Do you ever, when doing something dull like standing in a supermarket queue or driving the same route to work as you have for the past five years, all of a sudden, get a really weird feeling of self-awareness? A feeling like – Hey! This is me!
It’s kind of like a feeling similar to when you see someone you know in a place where you didn’t expect to see them and because you didn’t expect to see them there, you see them but don’t recognize them at first. Only after a second or two, much to your surprise, you register who they are.
During these moments of self-awareness and clarity you realize that that’s you. That that’s you there in the supermarket queue or behind the wheel of that car. And for a moment, you become more strongly aware of where life has taken you. An awareness of your own life that you, for some reason, overlook most days.
And sometimes you are not happy with what that moment of reality makes you realize. For instance, I wasn’t happy 17 years ago when behind the wheel of a VW Golf on a motorway between my home and work I was thinking: This is me. This is my life. Why the hell am I here?!
And sometimes you can’t believe it is you standing in that supermarket queue. Maybe you are baffled as to how life had thrown you from your hometown somewhere different, maybe you are surprised that you had the courage to make the decisions that you thought you didn’t have the courage to make. And even though you no longer are surrounded by places and people that are familiar and safe, you are fine regardless and you feel that the risks you took, the courage you displayed and/or the hard work you showed that led you in the place where you are now were the best decisions of your life.

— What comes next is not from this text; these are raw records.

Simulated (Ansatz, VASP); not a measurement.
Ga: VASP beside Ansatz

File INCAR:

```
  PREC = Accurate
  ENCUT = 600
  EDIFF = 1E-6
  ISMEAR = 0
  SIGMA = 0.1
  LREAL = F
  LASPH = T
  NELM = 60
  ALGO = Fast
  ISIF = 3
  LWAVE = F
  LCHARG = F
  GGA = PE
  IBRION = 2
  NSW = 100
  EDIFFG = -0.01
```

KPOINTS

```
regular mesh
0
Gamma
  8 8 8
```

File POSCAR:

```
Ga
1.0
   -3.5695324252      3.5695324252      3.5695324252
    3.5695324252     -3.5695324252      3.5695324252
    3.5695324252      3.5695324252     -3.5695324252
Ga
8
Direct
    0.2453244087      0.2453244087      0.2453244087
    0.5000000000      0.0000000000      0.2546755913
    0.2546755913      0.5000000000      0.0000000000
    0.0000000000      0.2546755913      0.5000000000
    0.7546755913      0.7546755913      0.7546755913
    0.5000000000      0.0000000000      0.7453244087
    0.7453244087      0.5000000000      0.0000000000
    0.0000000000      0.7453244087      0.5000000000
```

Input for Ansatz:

Today, I saw the people around me in the supermarket. I saw the sushi, tempura and takoyaki counters, the big bags of rice taking half the shop floor space and the product labels written in Japanese. I heard the Japanese advertisements from the shop’s tannoy system and the cashier talking to a customer in Japanese. And for a moment I thought Is this really me? Is it really me who is navigating this confusing shop like a pro? Do I really live in Japan? And with a big grin on my face I answered to myself: Yes. This is me. This is my life. I live in Japan.